# Road Bike Restoration!



## Jeags (11 Jan 2021)

Right, thanks to the lovely chaps in the 'Beginner' section, I have been advised to start a thread here detailing me (a complete cycling novice), restoring an old road bike I was given. The main thing I want from this is to get it to a ridable state and use it this spring/summer hopefully to gauge whether I want to pursue road cycling as a hobby in the future (and most likely buy a new road bike). I won't repeat much from the other thread linked below, but in summary, tyres are an older size - 27inch 7/8", but were new before bike was stored so look okay. Rims need cleaning up and rear needs trueing. Probably won't be the best fit for me, but hopefully a starting point enough for me to make my mind up.

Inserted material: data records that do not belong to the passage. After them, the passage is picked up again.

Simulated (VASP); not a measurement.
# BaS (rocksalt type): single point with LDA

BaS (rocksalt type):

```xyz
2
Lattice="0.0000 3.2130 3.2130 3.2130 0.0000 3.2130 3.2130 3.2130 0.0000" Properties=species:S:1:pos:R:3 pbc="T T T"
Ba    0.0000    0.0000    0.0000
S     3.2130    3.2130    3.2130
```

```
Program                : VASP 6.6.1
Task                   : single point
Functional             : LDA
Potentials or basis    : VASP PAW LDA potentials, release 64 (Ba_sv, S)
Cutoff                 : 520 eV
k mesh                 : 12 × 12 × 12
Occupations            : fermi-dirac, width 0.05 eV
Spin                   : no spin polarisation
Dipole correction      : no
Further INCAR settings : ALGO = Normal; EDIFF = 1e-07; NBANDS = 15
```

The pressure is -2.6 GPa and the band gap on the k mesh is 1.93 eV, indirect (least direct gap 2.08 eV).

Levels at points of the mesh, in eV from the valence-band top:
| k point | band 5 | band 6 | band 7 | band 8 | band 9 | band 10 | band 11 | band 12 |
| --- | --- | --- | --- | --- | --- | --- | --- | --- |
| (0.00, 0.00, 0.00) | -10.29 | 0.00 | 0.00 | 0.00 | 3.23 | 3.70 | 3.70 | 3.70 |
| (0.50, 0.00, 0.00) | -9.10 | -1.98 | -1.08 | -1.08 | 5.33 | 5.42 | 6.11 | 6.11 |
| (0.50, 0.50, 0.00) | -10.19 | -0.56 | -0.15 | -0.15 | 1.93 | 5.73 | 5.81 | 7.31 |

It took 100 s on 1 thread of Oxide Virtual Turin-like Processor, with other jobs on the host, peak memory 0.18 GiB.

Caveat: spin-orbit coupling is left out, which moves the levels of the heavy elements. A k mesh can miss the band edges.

> https://www.cyclechat.net/threads/tyre-sizes-help.270641/page-2



Joe


----------



## Ajax Bay (11 Jan 2021)




----------



## Jeags (11 Jan 2021)

Ajax Bay said:


> View attachment 568454


aha, forgot to upload those again.


----------



## Gunk (11 Jan 2021)

If you feel confident my advice would be to strip it back to a bare frame


----------



## Jeags (11 Jan 2021)

Yeah, sounds like a plan. Give the frame some TLC. When I went for a quick spin up the road, I found the gearing to be unnatural being a lever system on the frame itself. Was that standard a while ago or has it been modified? Wondering whether I should see if I can adapt it and bring them closer to the handle by buying a kit? Or on the other hand, may keep it as original as possible. Hopefully I'll get some advice on here for stuff like that!


----------



## houblon (11 Jan 2021)

It could be fun restoring it. You might have trouble finding decent tyres though, and those are steel rims so the brakes won't ever be as good in the wet as modern ones on aluminium rims. Stay away from Llanberis Pass when it rains :-)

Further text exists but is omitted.